Most educated fans know that pitcher Andy Messersmith was the first free agent in baseball; after playing the 1975 season for the Dodgers without a contract, the righthander insisted that he was no longer bound by the reserve clause. Arbitrator Peter Seitz ruled in favor of Andy and declared him a free agent, he subsequently signed with the Braves, and the rest was history. But I'd wager that there aren't nearly as many fans who realize that Dave McNally was a part of that landmark case as well.
In December of 1974, Orioles GM Frank Cashen made one of his craftier trades, sending a still-effective McNally, young outfielder Rich Coggins, and minor league pitcher Bill Kirkpatrick to the Expos for pitcher Mike Torrez and outfielder Ken Singleton. McNally soon injured his arm, started out 3-6 with a 5.24 ERA, and effectively retired that June at age 32. But the players' union asked him to add his name to the Messersmith grievance and he complied. Sensing the danger a little too late, Montreal president John McHale offered the ex-Oriole a new contract with a $25,000 signing bonus and a guarantee of another $125,000 if he made the club in 1976. It was more than Dave had made at any point in his career, but he unselfishly rejected the team's transparent overture for the greater good of the other players, present and future. As a result, McNally too was declared a free agent. However, he did not come back to baseball.

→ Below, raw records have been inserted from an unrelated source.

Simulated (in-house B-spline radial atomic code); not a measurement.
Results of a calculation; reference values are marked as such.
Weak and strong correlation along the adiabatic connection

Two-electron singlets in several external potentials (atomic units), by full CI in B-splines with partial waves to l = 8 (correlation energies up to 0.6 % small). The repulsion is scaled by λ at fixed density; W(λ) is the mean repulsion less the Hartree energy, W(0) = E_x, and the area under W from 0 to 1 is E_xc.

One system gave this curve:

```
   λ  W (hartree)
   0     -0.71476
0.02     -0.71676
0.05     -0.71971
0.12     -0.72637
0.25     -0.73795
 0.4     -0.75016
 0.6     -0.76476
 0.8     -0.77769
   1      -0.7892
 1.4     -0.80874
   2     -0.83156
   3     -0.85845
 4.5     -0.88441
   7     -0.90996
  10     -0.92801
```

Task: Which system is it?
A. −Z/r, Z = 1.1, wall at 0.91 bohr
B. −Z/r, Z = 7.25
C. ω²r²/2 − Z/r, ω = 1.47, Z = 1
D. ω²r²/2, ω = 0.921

Much like Dave McNally, I am free. I just wrapped up my last day at a job that I held for four years and four months. It paid the bills and I wasn't treated poorly, but there was no opportunity for advancement and it paid just well enough that I was often complacent. Despite intermittent worries that I would never improve myself, I finally did find a new job...but it won't start for two more weeks. In the meantime, I answer to no man. I'm going to soak that up.